They wanted to make excuses to get away.  It was extraordinary.  But my knees were wobbling.  I wondered how I might manage to get back to the Convent but I held myself up straight and walked on.  After only a few paces I suddenly noticed on the edge of the pavement an SS officer with the skull and crossbones on his cap, all dressed in black, standing with his arms folded.  He was looking in amazement.  Looking back at the women.  Looking at me.  He had witnessed the incident.  Then he walked towards me in a very aggressive way.  I didn't stop.  I just looked him straight in the face, saying to myself "you scum of the earth you".  Then his eye fell on the British emblem.  Another electric shock!  He just stopped in his tracks, looked sheepish and then made his way towards the women.   I continued on my journey but I'd really been shaken.  How could I have known it was a Jewish shop.  It was all so unreasonable.  Of course I should have remembered that when the Nazis first came into Vienna these violent people used to take pails of tar with a brush and during the night would plaster the word "Jude" on each Jewish shop window.  The tar would drip down and in the morning the unfortunate owners of the shops had to come out to scrape off the tar to the jeers and laughter of an aggressive crowd.  I did see this happen but it was in one of the very smart streets of Vienna, not like this little side street with the tiny shops that I'd been in. 

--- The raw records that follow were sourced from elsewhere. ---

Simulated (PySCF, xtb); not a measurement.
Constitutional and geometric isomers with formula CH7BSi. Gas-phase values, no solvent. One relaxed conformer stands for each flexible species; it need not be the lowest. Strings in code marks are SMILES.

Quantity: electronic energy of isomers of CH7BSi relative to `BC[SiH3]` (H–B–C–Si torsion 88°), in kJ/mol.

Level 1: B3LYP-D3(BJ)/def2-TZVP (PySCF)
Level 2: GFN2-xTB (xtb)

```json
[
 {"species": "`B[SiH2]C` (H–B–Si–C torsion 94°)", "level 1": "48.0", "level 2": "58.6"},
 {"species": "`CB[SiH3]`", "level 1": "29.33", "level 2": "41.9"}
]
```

I didn't see any newspapers, but I heard somehow, that in America in New York the people there became so indignant about this practice in Vienna, that they got pails of tar and brushes and chose every German shop in New York to mark in this way with the word "German"..The persecution of the Jews in Vienna disappeared over night which is why I didn't know that my shop had been Jewish.  A week previously and it might have been marked.   I discovered later that this retaliation in New York had hurt the German people and I thought how marvellous it was that all those miles away it could still have such an effect.  Perhaps they didn't like the Americans saying "He's German you know, probably a Nazi".  And so the daubing stopped.   Anyway I made my way back to the Convent and I was so relieved to get through the gates.  When I told my story at lunch you could have heard a pin drop.  Most of the people there were not Austrian anyway and they all wondered how they were going to get out. 

I still had a little time left before I was due to return to England and I went around looking at the places I loved in Vienna.  I was in one of the large squares and gardens called the Hoffborg.  As I was walking round I saw a young German officer, I think he was German, he couldn't have been Austrian, he was very tall, young, very good looking with quite a noble aspect and he came towards me, smiling.  So I smiled back.  We were about the same age I think and he saluted me smartly and said "Excuse me Fraulein.  Do you come from Britain?"  I said, "Yes, I'm from London".   "Ah yes", he said "may I ask you a question.  Why do your Press object so much to what we are doing here in Austria?"  Do you not understand how important it is that we carry out this work?"  And he said it so sincerely.  I told him that I was just a student in Vienna from London and that now I had to go home because of all this happening.  My parents were anxious about my safety.  I said, "Are you aware of what's going on, as you are in the army.  Do you see what is happening?"  I then told him the story about going into the shop which he listened to most politely without interruption.  And then when I had told him all I could, I saw rather to my discomfort that I hadn't altered his opinion in the slightest.  He just looked at me and said "I wish you could understand.  I do wish you could understand.  These people are not like us.  They are Vermin (unternmensch? Vieleikt?).  I stood back because I thought how could anyone looking as he does, with a very good accent, obviously from a very high born family, with charming manners and so sincere be saying this?  And I couldn't believe it. 

Suddenly, to my absolute horror, tears began to pour down my cheeks.  I said, "How ridiculous, how stupid, oh excuse me, excuse me".  I tried to get out a handkerchief and said, "I must go" and I walked quickly away from him.  And I had to walk for at least two minutes before I could take charge of myself.  I was so ashamed.  I thought what on earth came over you.  You made such a fool of yourself.  You should have continued the discussion.  I just stood there and thought, well like Shakespeare "What's done cannot be undone", but I longed to continue the discussion because he was so easy to talk to and he wanted to persuade me, that's all.  He'd said, "why does your press malign us so?"  I hadn't seen the British press but I could imagine what was being said.  I just looked back.  He was still in the same position.  He'd just turned round and followed me with his eyes but he'd never moved from where he was.  He really looked quite forlorn that he hadn't persuaded me in any way.  And I thought isn't this extraordinary, two young people looking at each other like this with the Great Wall of China between us.